Combining Rules of Composition to Improve Your Landscape Images
One of the most elusive and frustrating elements of photography is finding the right composition. Many otherwise good images are often derailed by poor compositional choices. There are several primary rules of composition to be aware of, and by being aware of them, and then combining them, you can give your landscape photos a real boost in terms of interest.
The first and most basic rule is the Rule of Thirds. This rule states simply that elements of interest in your photos should be positioned one third of the way in from top, bottom, left or right of the image. Elements of primary importance should be positioned at the intersection of those thirds. The rule of thirds tends to be the first rule I look to when composing my images. But I find my strongest images happen when I am able to combine the rule of thirds with other rules. These rules include using leading lines, using negative space, and using framing. Of course, there are always times to break these “rules”- they are actually more guidelines than rules. But that’s another article altogether.
Use negative space to help your subject stand out. Too often photographers try to eliminate negative space, simply because there’s nothing of interest in that space. Negative space is simply an area of the image with nothing in it- a blank sky, a dark shadow area, a flat expanse of land. However, that negative space can be used to contrast against your subject, ensuring the viewer’s eye goes right where you want it to. Ideally, your subject should be heading or pointing IN to the negative space, to lead your eye into the composition.
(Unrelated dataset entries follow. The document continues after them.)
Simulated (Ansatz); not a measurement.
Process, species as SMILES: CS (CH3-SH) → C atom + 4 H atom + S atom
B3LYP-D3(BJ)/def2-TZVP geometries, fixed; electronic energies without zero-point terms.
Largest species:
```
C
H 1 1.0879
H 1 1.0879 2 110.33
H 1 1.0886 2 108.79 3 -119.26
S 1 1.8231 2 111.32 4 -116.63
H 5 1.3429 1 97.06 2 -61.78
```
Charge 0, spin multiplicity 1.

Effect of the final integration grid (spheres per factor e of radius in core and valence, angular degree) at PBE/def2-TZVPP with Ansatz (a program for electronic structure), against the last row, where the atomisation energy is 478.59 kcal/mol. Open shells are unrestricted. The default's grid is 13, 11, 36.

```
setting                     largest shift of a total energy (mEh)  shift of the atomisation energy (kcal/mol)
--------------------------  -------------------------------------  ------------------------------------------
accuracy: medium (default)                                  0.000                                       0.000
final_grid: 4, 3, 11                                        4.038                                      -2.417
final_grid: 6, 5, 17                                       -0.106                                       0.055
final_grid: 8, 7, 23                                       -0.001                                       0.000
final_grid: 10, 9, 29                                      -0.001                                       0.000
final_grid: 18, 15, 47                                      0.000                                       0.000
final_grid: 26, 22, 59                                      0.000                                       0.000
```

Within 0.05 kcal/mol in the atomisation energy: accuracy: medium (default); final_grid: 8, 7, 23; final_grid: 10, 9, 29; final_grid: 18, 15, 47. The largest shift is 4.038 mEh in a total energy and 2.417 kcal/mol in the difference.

Leading lines are another excellent tool to use to help draw attention to your subject. Ideally these lines are created by other elements in your composition and help lead the viewer’s eye right to your subject. Leading lines help create depth when used to lead the eye into the frame, giving a more three dimensional feel to the image.
A very effective way to draw attention to your subject is to use other elements to frame it within the image. Framing can be used to help keep interest where it belongs, and keep the eye from wandering aimlessly through the image. Framing can add context to an image. For instance, trees at the edges of an image, framing off a lake, or mountain peak, give a sense of where the photographer is when taking the image. Eliminating those elements removes the context. This is not necessarily bad, but another variation to consider when photographing at a location. I’ve often found myself frustrated that a tree was in the way, or I couldn’t get the view I wanted because a building was in the way. Then I realize that I can use the trees, or use the building (by shooting through an open window), to add that context that gives an added layer of interest to a photo.
By keeping these four simple compositional guidelines in mind when shooting, you can create a variety of images from the same subject, increasing your keeper ratio finding images you may not have found otherwise.